Emilia Clarke
Emilia Clarke (Photo: Mike Marsland/WireImage )

Earlier this spring, Emilia Clarke announced that she had co-written a comic book for Image Comics. The indie creator-owned publisher described the three-issue miniseries as Deadpool meets Fleabag. But at the time, Clarke was vague about her hero’s powers. “There’s many, many things that she can do that are pretty cool,” she told Entertainment Weekly of Maya, the single mother at the center of M.O.M.: Mother of Madness.

But with the series, which was co-written by GLAAD Media Award nominee Marguerite Bennett and drawn by artist Leila Leiz, due out next month, the Game of Thrones star is getting a little more candid. Maya’s superpowers, Clarke tells Variety, are linked to her menstrual cycle. “We hate that when it happens, speaking for myself and everyone I’ve ever met who has had a period,” she says. “What if we turned that around and made the period something that we can feel as this unique, crazy, superhuman thing that happens in our body? When Maya is scared, she goes invisible, when she’s angry, she has superhuman strength. She can swing like Spider-Man from her armpit hair.”

Clarke says the idea for M.O.M. came from her memories of feeling unwelcome in comic book shops as a kid. “There weren’t a lot of women on the covers, and there weren’t a lot of women in the shops,” she recalled back in April. “So I didn’t feel safe to explore it at that age.”
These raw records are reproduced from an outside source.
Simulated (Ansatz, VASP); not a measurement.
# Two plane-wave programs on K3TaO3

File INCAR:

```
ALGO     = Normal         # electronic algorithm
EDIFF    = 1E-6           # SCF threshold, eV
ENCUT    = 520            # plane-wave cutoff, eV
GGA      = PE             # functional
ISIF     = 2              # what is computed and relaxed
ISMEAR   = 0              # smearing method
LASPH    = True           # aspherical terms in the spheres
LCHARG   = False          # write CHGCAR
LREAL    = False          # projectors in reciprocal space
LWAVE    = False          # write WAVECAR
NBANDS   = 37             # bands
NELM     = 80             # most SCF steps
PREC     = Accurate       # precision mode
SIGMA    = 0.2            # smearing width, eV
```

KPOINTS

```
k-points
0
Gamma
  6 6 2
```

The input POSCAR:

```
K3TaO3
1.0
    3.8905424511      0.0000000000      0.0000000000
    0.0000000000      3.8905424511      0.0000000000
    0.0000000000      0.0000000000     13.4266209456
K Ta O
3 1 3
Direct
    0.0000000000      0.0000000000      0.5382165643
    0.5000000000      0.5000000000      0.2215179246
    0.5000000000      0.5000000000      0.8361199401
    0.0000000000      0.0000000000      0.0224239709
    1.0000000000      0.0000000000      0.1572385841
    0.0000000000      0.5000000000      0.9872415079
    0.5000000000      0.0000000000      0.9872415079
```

But after attending Comic Con with Game of Thrones for years and learning of the vast disparity between the number of female comic book readers (roughly half) and female comic book creators (16 percent) in the industry, she decided to create her own, uniquely feminist series. “It’s been a very beautiful female experience in the creation of it, and a phenomenally creatively fulfilling process,” she told EW. “But the biggest reason why I wanted to make this comic is because I wanted young girls to look at a woman that was fallible. Obviously, you’re seeing that a lot in the industry; you’ve got all of these incredibly empowering female shows. But I just felt like I hadn’t seen it in this genre.”